Prime Minister Benjamin Netanyahu faces formidable pressures from the secular and religious poles of the coalition as he tries to implement the Court's view that the ultra-orthodox should share more of the burdens imposed on the public at large.
This week's landmark ruling by the Court enjoins Israel's parliament to substitute a "proportionate, egalitarian and constitutional" measure when the decade-old "Tal law" expires in five months time.
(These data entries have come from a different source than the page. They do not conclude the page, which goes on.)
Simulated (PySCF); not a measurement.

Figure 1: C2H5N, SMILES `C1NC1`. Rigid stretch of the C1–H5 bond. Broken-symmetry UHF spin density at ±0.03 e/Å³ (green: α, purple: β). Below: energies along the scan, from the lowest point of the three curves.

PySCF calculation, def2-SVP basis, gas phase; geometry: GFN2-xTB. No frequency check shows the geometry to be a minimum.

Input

The huge growth since the formation of the state of Israel in 1948 in exemptions for young religious men from compulsory service in the Israel Defence Forces has been a factor in a deepening divide between secular and ultra-orthodox, or Haredi, citizens. There are currently more than 60,000 exemptions a year.
Some secular politicians, including the Defence Minister Ehud Barak, have spoken of confining exemptions to only a few thousand ultra-orthodox men, and a major overhaul will certainly be backed by the Foreign Minister, Avigdor Lieberman, who leads the right wing and fiercely secular Yisrael Beiteinu party.
But that might require Mr Netanyahu to forsake his ruling Likud party's links with the two main ultra-orthodox parties Shas and United Torah Judaism.
In a separate conflict, the Chief Rabbi of Tel Aviv yesterday expressed "deep disappointment and pain" at a vote by the municipality this week in favour of buses being allowed to run on the Sabbath.
Supporters of the proposal, including the city's mayor, Ron Huldai, argue that the 24 hour absence of public transport impacts especially severely on poor families without cars who might want to visit relatives or the beach on their only day of leisure. Mr Huldai wrote bluntly on his Facebook page: "Anyone who doesn't want to get on a bus, shouldn't get on."
But the Rabbi, Yisrael Meir Lau, called on the government to reject the municipality vote, declaring: "This is a severe blow to the holiness of the Shabbat, which is a remnant of Creation, a reminder of the Exodus from Egypt, a day of rest for every worker and a day of spiritual ascension and the unity of the family."